The Project Finance Bond (PFB) is presented as an individual medium-long-term guarantee offered by ETC. Its objective is to enable banks and financial institutions to mitigate the default risk associated with loans and to weigh the exposure in the portfolio. It relies on the Stand-By Letter of Credit (SBLC), materialized by interbank financial Swift message MT760, compliant with the standards of the International Chamber of Commerce (ICC).

This solution generally targets banks and financial institutions engaged in project financing and the companies carrying these projects. By extension, the Project Finance Bond (PFB) provides a concrete solution to the mediumterm refinancing challenges of microcredit institutions in Africa.

Indeed, by offering banks a mechanism to cover the default risk associated with the refinancing of microcredit institutions, it alleviates their reluctance to support DFS. In summary, the Project Finance Bond emerges as an integrated and effective solution to overcome the refinancing obstacles of microcredit institutions in Africa, offering positive prospects for the sustainable development of the sector.

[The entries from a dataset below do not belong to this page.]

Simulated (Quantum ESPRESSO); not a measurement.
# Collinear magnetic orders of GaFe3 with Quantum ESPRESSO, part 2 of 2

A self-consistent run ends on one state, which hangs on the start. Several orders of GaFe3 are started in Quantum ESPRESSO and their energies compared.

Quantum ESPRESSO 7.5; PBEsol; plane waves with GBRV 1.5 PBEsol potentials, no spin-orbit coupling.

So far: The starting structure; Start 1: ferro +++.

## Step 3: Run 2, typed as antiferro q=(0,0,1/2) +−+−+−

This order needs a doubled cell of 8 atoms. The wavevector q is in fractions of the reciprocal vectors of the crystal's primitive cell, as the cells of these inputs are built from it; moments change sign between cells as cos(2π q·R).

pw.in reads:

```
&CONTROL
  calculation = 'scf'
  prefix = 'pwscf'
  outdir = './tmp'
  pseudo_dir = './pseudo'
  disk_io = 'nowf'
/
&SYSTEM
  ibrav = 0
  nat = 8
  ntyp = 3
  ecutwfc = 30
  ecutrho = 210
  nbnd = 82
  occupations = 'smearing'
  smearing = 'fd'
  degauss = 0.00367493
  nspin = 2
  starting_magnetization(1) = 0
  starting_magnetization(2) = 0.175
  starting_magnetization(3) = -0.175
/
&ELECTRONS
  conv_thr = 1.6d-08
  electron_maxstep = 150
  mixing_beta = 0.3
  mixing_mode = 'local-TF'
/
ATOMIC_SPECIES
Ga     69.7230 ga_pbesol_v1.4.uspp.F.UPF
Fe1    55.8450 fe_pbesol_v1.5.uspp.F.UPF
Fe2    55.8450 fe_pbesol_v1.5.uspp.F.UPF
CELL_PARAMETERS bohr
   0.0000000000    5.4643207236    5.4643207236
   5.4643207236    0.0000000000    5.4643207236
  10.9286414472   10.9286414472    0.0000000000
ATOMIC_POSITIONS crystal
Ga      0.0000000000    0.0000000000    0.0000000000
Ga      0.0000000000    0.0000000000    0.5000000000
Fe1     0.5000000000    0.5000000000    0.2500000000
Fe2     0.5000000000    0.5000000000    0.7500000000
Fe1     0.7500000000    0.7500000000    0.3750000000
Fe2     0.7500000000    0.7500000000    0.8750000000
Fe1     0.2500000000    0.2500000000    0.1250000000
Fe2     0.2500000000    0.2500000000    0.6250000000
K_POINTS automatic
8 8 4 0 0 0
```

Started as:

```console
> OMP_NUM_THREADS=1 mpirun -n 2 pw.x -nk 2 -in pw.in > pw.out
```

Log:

In summary, the solutions offered by ETC – Export Trading & Cooperation go beyond a simple guarantee by offering concrete and strategic benefits. They meet the refinancing needs of DFS, risk management, and strengthening financing capacities. These mechanisms provide a reliable source of liquidity to DFS, enabling them to support their daily operations and growth initiatives.

In conclusion, guarantees such as those proposed by ETC are essential to ensure the viability and growth of DFS in Africa. By adopting innovative strategies and exploring these different guarantee solutions, DFS can strengthen their financial resilience and continue to play a crucial role in financial inclusion and economic development of local communities.